Then follow the link to the source: How To Tell If You’re In a Novel

I like the idea. A lot.

What makes an F. L. Stevens novel unique? How would you know you were in The Forge?

  • The highest priests in the kingdom — from two different temples — are out to get you. One wants you dead, the other’s willing to settle for banishment.

  • You’ve had your life saved by servant girls so many times, you’ve almost lost count.

  • The women on the front-line of the war may be a little too ambitious for their own good.

  • Your job is your name.

  • Your captors are reduced to begging for your help.

  • Seeing the future will make you insane. Unless, of course, you started insane, then it may help you act more neurotypical.

  • If you can’t sing, you must at least try to keep the beat. If you can’t keep the beat, you’re going to get hurt.

  • It’s never clear whether or not you can accept gifts from the dead.

  • The compass has six directions.

  • If you can’t swear the oath, you shouldn’t pick up the sword.

Clearly, this idea works both ways. These are summaries from the current draft. I may want to look at places where I can add something this list in order to create a more gritty, detailed, immersive, and unique world.

I worry, a bit, about going too far down the road toward unique. There’s a balance there. I know if I don’t go too far, my writing can be dismissed as derivative and mundane.

The world of The Forge is politically complex, and I’m more interested in the consequences of the conflict, and how people are forced to respond to bad situations. I’m drawn to the idea of people who are ennobled or diminished by their response to a crisis. It happens in many small ways and a few big ways.

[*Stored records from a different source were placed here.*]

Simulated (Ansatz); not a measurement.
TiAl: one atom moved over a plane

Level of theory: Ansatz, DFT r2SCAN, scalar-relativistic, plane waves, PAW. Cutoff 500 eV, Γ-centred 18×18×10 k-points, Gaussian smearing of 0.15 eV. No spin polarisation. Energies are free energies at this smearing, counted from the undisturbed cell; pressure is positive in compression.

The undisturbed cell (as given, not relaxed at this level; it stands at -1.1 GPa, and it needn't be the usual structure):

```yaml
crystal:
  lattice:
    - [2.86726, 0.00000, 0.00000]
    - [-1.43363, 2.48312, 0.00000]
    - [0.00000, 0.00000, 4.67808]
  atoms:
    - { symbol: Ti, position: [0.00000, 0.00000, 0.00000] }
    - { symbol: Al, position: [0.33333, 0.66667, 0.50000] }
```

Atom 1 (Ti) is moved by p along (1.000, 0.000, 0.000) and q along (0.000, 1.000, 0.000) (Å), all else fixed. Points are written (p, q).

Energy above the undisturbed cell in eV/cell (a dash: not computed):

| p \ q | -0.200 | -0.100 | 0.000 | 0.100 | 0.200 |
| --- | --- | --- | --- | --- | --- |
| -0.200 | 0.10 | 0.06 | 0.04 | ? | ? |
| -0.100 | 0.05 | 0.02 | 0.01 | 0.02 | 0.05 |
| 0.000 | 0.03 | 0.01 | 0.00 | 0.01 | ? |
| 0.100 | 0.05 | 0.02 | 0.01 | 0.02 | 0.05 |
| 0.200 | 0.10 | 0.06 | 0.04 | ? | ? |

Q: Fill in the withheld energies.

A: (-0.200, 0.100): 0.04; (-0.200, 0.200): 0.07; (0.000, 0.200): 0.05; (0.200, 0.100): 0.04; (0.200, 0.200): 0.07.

While my idea of political complexity doesn’t preclude striving to create a unique world, it makes the story potentially difficult to understand. Politics and the associated criminality are rich with conflicts, and many of the conflicts are hidden. In a sense, much of the book is an exposition of a secret puppeteer pulling strings to create situations for the characters to resolve. Exposing a complex world and complex politics? Not sure I want to try that.